Steering Committee
The Steering Committee has overall responsibility for the strategic direction of the Geneva Peacebuilding Platform, for planning its activities, and for supervising the operational work of the Coordinator. The Committee includes the current Directors of the Platform's partner institutions. The 4 Committee members operate in complementary fields, and by merging together their expertise in research, training, advocacy and the operational field work, the Geneva Peacebuilding Platform represents more than just the sum of its components.

Steering Committee members from left to right: Keith Krause (CCDP), Scott M. Weber (Interpeace), Achim Wennmann (Geneva Peacebuilding Platform), Jonathan Woolley (QUNO), and Fred Tanner (GCSP).
Keith Krause, Director of CCDP
Professor Krause obtained his D.Phil. in International Relations in 1987 from Balliol College, Oxford, where he was a Rhodes Scholar. Between 1987 and 1994 he was an Assistant and then an Associate Professor at York University (Toronto), where he was also Deputy Director, and (in 1993-94) the Acting Director of the York Centre for International and Strategic Studies. Since 1994, Keith Krause has been a Professor of International Politics at the Graduate Institute. He served as the Director of the Programme for Strategic and International Security Studies (PSIS) since 1999, which is now the Centre on Conflict, Development and Peacebuilding (CCDP). His research has concentrated on international security and arms control, and on multilateralism and global governance.

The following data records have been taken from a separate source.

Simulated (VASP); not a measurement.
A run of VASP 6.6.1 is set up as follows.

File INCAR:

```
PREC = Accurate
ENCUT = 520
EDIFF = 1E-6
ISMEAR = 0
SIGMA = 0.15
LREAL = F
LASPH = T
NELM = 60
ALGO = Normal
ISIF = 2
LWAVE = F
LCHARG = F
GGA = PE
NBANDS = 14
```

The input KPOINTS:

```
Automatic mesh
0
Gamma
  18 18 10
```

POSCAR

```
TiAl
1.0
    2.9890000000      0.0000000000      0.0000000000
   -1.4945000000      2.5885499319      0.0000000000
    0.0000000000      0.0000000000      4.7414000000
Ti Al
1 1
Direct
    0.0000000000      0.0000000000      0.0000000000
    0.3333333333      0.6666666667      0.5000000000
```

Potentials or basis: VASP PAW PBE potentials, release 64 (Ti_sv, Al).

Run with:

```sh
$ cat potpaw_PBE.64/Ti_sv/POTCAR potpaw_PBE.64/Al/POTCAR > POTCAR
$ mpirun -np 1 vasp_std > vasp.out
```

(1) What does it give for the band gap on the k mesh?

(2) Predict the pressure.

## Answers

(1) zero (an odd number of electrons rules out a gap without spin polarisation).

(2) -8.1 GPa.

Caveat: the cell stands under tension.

Fred Tanner, Director of the GCSP
Ambassador Fred Tanner is the Director of the Geneva Centre for Security Policy (GCSP). On 16 May 2007, the Swiss Federal Council awarded Fred Tanner the title of Ambassador. Prior to this appointment, Fred Tanner was Deputy Director of the GCSP, in charge of Academic Affairs and Training, and Visiting Professor for Swiss Security and Foreign Policy at the Graduate Institute for International Studies (GIIS/HEI) of the University of Geneva. From 1994 until 1997 he was Director of the Mediterranean Academy of Diplomatic Studies in Malta. Fred Tanner held teaching and research positions at universities such as Harvard (CFIA), Johns Hopkins (SAIS) and Princeton (CIS). He holds a Ph.D. and a Master's Degree from the Fletcher School of Law and Diplomacy (Tufts University), and a Bachelor's Degree from the University of Geneva.
Scott M. Weber, Director-General of Interpeace
Scott Weber was appointed as Director-General of Interpeace in 2005. Prior to this, he acted as the Special Assistant to the Director General of Interpeace and Program Officer for Rwanda. He began his career in the United Nations, first with the Office for the Coordination of Humanitarian Affairs (OCHA) and then as a Political Officer in the Office of the Director-General of the UN in Geneva. Scott is a member of the Young Presidents' Organization (YPO). In 2009, he was selected as a Young Global Leader by the World Economic Forum. He holds a Bachelor's degree in International Relations, Economics and Russian from Georgetown University and has completed an Executive Education programme in Leadership and Public Policy at Harvard University's JFK School of Government.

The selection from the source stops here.